At a professional level, I became interested in instructional design when I graduated college. I was looking for a career that combined the arts, technology, and education. As an aspiring musician, I studied in the New School Jazz program in New York City. NYC is a box of chocolates for any aspiring artist – and an incredible place to learn what the peak in any art form is. While in New York, I gained an invaluable training at Kaplan, Inc., designing books, courses, and tests to prepare students for college tests, an experience that gave me a foundation in instructional design and assessment. This led me to Sessions, which I joined in 2001, after a period designing educational websites at a dotcom. At the time, the web was absolutely primed to explode as a viable medium for education, and Sessions was already showing tremendous promise in delivering engaging and effective programs. There was an educational model that combined some of the best attributes of an art school education with a focus on digital skills and technology that is constantly changing.
GDUSA: What skills are most important to teach college students these days?
GD: We’ve also put a lot of thought into helping students develop skills for the workplace of today and tomorrow. For example, two critical areas of focus in the BFA program are research and presentation. Students need to show that they can conduct research and develop business solutions based on industry, client, and audience research. The ability to present your creative process and your final artwork is a major emphasis. Delivering and explaining your work professionally in any meeting format (online, F2F, or board room) will only become more essential going forward.
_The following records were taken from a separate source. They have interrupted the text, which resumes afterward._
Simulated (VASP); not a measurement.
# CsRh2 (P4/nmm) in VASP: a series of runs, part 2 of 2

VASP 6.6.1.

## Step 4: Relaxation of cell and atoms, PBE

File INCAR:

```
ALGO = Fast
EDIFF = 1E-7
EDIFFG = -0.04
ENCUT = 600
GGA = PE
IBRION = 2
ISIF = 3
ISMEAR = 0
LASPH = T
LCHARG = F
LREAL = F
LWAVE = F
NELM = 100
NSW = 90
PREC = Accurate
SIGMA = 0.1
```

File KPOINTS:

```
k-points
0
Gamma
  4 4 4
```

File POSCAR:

At a more holistic level, the program has a focus on building the cultural and business skills that any creative graduate should have. Courses on cultural anthropology and global design attune students to a wider world that is rich in cultures and subcultures. In a sense, any creative who is developing a message or campaign, whether it is local, national, or international, needs to be an anthropologist who can research and decipher the semiotics of a target audience. From a business perspective, the program prepares students for realities of beginning a creative career, through an internship/entrepreneurship course where students gain real work experience for credit, and through interactive marketing and accounting courses that help you conceptualize how to promote and monetize your talents. It is important that creative types develop the confidence in a business environment that enables them to thrive in the real world.